DETROIT – General Motors (NYSE: GM) is leading a $60 million Series B financing round in Mitra Chem, a Silicon Valley-based, AI-enabled battery materials innovator. The company’s AI-powered platform and advanced research and development facility in Mountain View, California, will help accelerate GM’s commercialization of affordable electric vehicle batteries.
GM and Mitra Chem will develop advanced iron-based cathode active materials (CAM), like lithium manganese iron phosphate (LMFP), to power affordable and accessible EV batteries compatible with GM’s EV propulsion architecture, the Ultium Platform. GM’s funding will help Mitra Chem to scale its current operations and to expedite their novel battery materials formulation to market.

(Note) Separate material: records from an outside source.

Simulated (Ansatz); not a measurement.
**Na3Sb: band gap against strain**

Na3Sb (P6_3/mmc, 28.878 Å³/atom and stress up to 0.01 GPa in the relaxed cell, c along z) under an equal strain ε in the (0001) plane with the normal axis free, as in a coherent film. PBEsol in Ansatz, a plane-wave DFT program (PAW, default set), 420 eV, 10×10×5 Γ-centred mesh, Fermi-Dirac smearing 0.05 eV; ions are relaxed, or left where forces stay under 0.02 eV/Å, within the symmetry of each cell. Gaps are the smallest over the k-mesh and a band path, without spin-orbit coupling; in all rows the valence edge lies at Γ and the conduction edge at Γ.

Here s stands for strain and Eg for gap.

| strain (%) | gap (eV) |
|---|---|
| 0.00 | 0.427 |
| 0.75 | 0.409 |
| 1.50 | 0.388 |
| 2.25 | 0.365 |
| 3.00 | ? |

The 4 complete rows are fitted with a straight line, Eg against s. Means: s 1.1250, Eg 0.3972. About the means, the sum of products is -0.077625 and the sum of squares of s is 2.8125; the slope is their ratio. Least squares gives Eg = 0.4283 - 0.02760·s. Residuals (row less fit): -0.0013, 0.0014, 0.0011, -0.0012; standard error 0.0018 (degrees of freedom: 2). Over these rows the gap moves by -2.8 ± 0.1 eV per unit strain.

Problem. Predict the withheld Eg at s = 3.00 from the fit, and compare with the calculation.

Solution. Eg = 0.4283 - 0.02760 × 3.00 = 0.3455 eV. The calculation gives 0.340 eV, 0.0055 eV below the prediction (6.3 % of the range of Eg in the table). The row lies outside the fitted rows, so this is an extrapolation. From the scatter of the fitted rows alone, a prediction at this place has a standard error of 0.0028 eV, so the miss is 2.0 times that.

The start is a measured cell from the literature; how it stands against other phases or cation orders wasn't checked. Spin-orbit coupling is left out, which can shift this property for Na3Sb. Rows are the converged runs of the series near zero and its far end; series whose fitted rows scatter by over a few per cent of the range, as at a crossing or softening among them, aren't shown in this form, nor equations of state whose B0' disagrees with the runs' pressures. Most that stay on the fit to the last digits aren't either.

“This is a strategic investment that will further help reinforce GM’s efforts in EV batteries, accelerate our work on affordable battery chemistries like LMFP and support our efforts to build a U.S.-focused battery supply chain,” said Gil Golan, GM vice president, Technology Acceleration and Commercialization. “GM is accelerating larger investments in critical subdomains of battery technology, like cell chemistry, components and advanced cell production processes. Mitra Chem’s labs, methods and talent will fit well with our own R&D team’s work.”
Mitra Chem’s battery R&D facility can simulate, synthesize and test thousands of cathode designs monthly, ranging in size from grams to kilograms. These processes drive significantly shortened learning cycles, enabling shorter time to market for new battery cell formulas.
An “atoms-to-tons acceleration platform” powers Mitra Chem’s lab, using simulations and physics-informed machine learning models to accelerate formulation discovery, cathode synthesis optimization, cell-lifetime evaluation and process scale-up. The in-house cloud platform, purpose-built for battery cathode development, automates data ingestion across diverse synthesis, material characterization, cell prototyping, and standardized analyses and visualizations.
“GM’s investment in Mitra Chem will not only help us develop affordable battery chemistries for use in GM vehicles, but also will fuel our mission to develop, deploy and commercialize U.S. made, iron-based cathode materials that can power EVs, grid-scale electrified energy storage and beyond,” said Mitra Chem CEO and Co-Founder Vivas Kumar.
Mitra Chem is building the first North American lithium-ion battery materials product company that shortens the lab-to-production timeline by over 90%. Lithium-ion batteries are the key platform technology enabling electrification in transportation, consumer electronics, along with residential, commercial, and grid-scale energy storage. Mitra Chem’s first product category is iron-based cathodes for Western battery applications. Iron-based cathodes shift away from the use of elements such as nickel and cobalt, which are facing imminent supply crunches. Mitra Chem takes cathode products from lab to industrial scale faster than the competition by leveraging an in-house machine learning technology advantage to dramatically shorten the R&D timeline. The company’s goal is to transform the cathode from a specialty chemical to a platform technology that differentiates cell performance by end application.
General Motors (NYSE:GM) is a global company focused on advancing an all-electric future that is inclusive and accessible to all. At the heart of this strategy is the Ultium battery platform, which powers everything from mass-market to high-performance vehicles. General Motors, its subsidiaries and its joint venture entities sell vehicles under the Chevrolet, Buick, GMC, Cadillac, Baojun and Wuling brands. More information on the company and its subsidiaries, including OnStar, a global leader in vehicle safety and security services, can be found at https://www.gm.com.
Cautionary Note on Forward-Looking Statements: This communication and related comments by management may include “forward-looking statements” within the meaning of the U.S. federal securities laws. Forward-looking statements are any statements other than statements of historical fact and represent our current judgement about possible future events. In making these statements, we rely upon assumptions and analysis based on our experience and perception of historical trends, current conditions, and expected future developments, as well as other factors we consider appropriate under the circumstances. We believe these judgements are reasonable, but these statements are not guarantees of any future events or financial results, and our actual results may differ materially due to a variety of important factors, many of which are described in our most recent Annual Report on Form 10-K and our other filings with the U.S. Securities and Exchange Commission. We caution readers not to place undue reliance on forward-looking statements. Forward-looking statements speak only as of the date they are made, and we undertake no obligation to update publicly or otherwise revise any forward-looking statements, whether as a result of new information, future events, or other factors that affect the subject of these statements, except where we are expressly required to do so by law.